The nation's largest accounting firm could be banned from doing business in California because of its audit work for Charles H. Keating Jr.'s Lincoln Savings.
Karen J. Scott, executive officer of the state Board of Accountancy, asked the panel to bar Ernst & Young from doing audits in California.A panel review concluded the company's audits of Lincoln and its parent, American Continental Corp., were "grossly negligent," according to a board complaint filed last month.
Scott's Nov. 16 request and the complaint were disclosed this week.
Steve Miller, an attorney for Ernst & Young, said the company stands by its audit and will contest the case at hearings before the board.
Experts say Lincoln's collapse will cost taxpayers $2 billion, the biggest thrift failure ever. Investigations have focused on how the S&L's finances could have been allowed to deteriorate so badly before it was seized in 1989.

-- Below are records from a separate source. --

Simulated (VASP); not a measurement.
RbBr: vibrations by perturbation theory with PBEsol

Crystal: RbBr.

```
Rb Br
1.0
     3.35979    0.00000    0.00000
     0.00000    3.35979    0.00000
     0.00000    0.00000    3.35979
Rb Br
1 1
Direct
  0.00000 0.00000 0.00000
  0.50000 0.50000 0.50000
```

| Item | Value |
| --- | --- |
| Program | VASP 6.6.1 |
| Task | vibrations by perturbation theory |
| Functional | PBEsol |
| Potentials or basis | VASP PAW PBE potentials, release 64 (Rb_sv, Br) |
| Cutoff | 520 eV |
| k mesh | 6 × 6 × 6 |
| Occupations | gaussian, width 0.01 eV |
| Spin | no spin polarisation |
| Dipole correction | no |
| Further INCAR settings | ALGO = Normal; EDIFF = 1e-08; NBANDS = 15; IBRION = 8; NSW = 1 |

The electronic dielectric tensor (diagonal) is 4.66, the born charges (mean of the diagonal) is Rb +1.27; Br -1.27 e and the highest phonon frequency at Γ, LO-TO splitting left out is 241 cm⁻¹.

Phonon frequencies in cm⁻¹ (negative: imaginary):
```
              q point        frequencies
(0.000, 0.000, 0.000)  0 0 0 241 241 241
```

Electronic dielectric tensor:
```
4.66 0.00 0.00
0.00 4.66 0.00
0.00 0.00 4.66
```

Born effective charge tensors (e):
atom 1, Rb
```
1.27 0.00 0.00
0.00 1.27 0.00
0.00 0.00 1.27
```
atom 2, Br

A year before the seizure, Ernst & Young's predecessor company, Arthur Young & Co., issued an unqualified opinion that Lincoln's upbeat financial statements for 1987 "fairly represented" its financial condition.
A month later, the chief Arthur Young partner on the account was hired by American Continental, which tripled his salary.
The board can clear Ernst & Young or impose probation, temporary suspension or a permanent ban, said Deputy Attorney General Michael Granen, who is handling the case for the board.
Central to the case are eight Arizona desert land deals traded by Lincoln. The accounting board contends the deals shouldn't have qualified as profits because the buyers and sellers were related through complex business ties.
Ernst & Young also is the target of a negligence lawsuit filed in June by state Attorney General John Van de Kamp. The lawsuit seeks to recover the losses of investors who purchased $250 million in now-worthless American Continental "junk bonds" at Lincoln branches.
"If investors had known the truth, no one would have invested a dime in these bonds," Van de Kamp said in announcing the lawsuit. "But with Arthur Young standing behind them, their bonds sold easily."
Eugene R. Erbstoesser, Ernst & Young's associate general counsel, questioned the timing of the attempt to revoke the firm's license. He speculated the attorney general could be trying to pressure the company to settle the earlier lawsuit.
"I believe this whole thing is totally unnecessary," Erbstoesser said. "All of this is just making the firm's resolve more determined to clear its name."